The default migration will provide READ ONLY access to all migrated data in a transparent manner, and the necessary media and manpower will be provided by CN. The simplest plan will be to start the migration with all volumes `AAnnnn' found physically present in the Tape Vault, then with volumes `ABnnnn', advancing finally to `ZZnnnn'. The owner or owners of such tapes would be contacted (if this is possible) some weeks before the proposed start of migration of the data to reduce as far as possible any problems or inconveniences (see also below). Any information users can provide during such contacts about which sets of their volumes they expect to be active will be helpful in planning the migration.
Of course, some users and groups will need to retain 3480/3490 volumes for import/export purposes, or to support applications that they cannot easily modify that are designed to WRITE to 3480. They will be given the opportunity to retain specified 3480/3490 volumes for manual use. We hope, however, that the numbers of such volumes specified will be as small as they can make it, and that they will be aware that the manual service they can expect to receive will be progressively restricted.
How is default 3480/3490 migration supposed to work?
Take as an example the present manual 3480s with VIDS like `ABnnnn'. There are many of these present in the Tape Vault. The owner or owners would first be informed of the proposed start date for the default migration, and asked for comments. Any of their volumes not explicitly handled by users copying themselves the data to high density media, by explicitly requesting archival, or by being specifically requested for retention in the Tape Vault as `manual 3480s' would be scheduled for copy to Redwood media. Up to 125 3480s can be copied onto a single 25 GB volume. A slightly modified ‘copytape’ will be used to do this:
a) One rack, containing up to 960 ‘ABnnvolumes, will be processed at a time.

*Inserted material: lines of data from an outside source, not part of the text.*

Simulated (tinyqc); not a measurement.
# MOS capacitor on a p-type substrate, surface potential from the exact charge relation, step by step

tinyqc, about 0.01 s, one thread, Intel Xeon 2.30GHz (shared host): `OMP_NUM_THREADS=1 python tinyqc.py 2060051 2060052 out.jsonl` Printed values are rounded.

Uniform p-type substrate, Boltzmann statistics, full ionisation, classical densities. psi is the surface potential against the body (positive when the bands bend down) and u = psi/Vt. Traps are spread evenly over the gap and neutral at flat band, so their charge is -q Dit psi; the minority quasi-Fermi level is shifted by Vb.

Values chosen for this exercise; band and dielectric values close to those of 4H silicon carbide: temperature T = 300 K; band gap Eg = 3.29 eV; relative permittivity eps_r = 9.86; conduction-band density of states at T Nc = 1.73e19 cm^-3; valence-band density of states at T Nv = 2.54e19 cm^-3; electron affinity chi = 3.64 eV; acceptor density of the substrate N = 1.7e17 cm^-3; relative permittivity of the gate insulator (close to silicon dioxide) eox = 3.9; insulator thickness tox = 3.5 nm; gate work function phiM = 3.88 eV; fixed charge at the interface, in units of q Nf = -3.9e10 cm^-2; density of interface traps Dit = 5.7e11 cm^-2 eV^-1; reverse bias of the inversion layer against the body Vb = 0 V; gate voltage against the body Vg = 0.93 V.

b) The volumes found there will be grouped for individual ‘copytape’ jobs, each to run on a nominated server equipped with an STK stacker drive. The volumes will be packed sequentially into STK containers (10 at a time) during the day, for subsequent reading. Should users prefer a different order for copying, which reflects their anticipated access pattern, this order will be used. There are 8 such servers available (‘copystations’). Up to 1,000 3480s per day could be processed without excessive manual effort, so we might expect to process on average one `rack' per day.
c) As the input volumes are processed, the data they contain will be ‘re mapped’ by TMS to point to a series of files on a target Redwood volume. The original VIDs will be flagged in TMS as ‘READ ONLY’, once processed, as far as the user is concerned, and archived during the following day shift. TMS information about the now `‘READ ONLY' VID will be locked, apart from `TAG' information fields. The volumes will still exist physically, however, and be removable on request from the archive.
d) All subsequent READ tasks for the original 3480 volume VID will be redirected automatically to the copied files (with their appropriate labels) on the Redwood target. This will be transparent to the user.
This may not be entirely without pain, however...
Problem 1: WRITEs! Small collections of individual volumes, or small common pools of 3480s may be retained for writing as above if requested. What happens, however, if users later discover they need a few such volumes, and haven't reserved any? All is not lost: the ‘CZnnnn’ temporary 3480 series will remain and may be suitable for some data exchange applications. New 3480 VIDs (new or recycled volumes) could still be allocated on request. Typically, we only see about 30 requests per day now to write to 3480, so we do not anticipate that this will be a major problem.
Problem 2: conflicting requests during the ‘copy’. It is of course possible that a user job could request a manual VID which had been put in a container for a scheduled ‘copytape’ during the scheduled migration of a rack of tapes. This would cause the user job to fail, as it is probably not reasonable that the (sole) operator could remove the VID from the STK container, mount it, and replace it in the container. Hopefully the discussions which it is expected will take place with the owner or owners of the tapes before the migration begins will remove such difficulties, or reduce them to an acceptable level.
Problem 3: Errors detected on the source volumes during the copying. For relatively frequent cases such as blank tape found, or only a prelabel’ found, TMS could record as zero the number of data files found on the input volume. No mount would be provoked by subsequent read attempts; the original VID would be archived anyway. Unrecovered read errors could be handled by retaining the original VID in the tape vault, and not writing any corresponding data onto the scheduled target Redwood volume. TMS data corresponding to the source VID would remain, unmodified. It is expected that the number of such volumes discovered will be small, due to the high reliability of the 3480 drive. Justification for anticipating a low level of such problems comes from our experience in the previous mass copy of BASF volumes to replacement media, a similar `hidden migration', although a simpler one-to-one move.
2. No default 8mm or DAT migration
There is no proposal to perform a default migration of the less frequently accessed 8mm and DAT 4mm volumes. Users will be able to submit similar jobs themselves to do this if they wish, of course, but they will have to purchase the necessary media. Use of these media types is no longer high enough to make a significant demand on manual support.
3. User driven DLT data migration during 1997
There is no proposal to perform a default migration of DLT2000 data. Users are strongly encouraged to consider migrating frequently accessed data from 10 GByte manual DLT to Redwood during 1997, although they will have to submit the necessary jobs and purchase the necessary media. Support for manual access to DLTs will become restricted during 1998.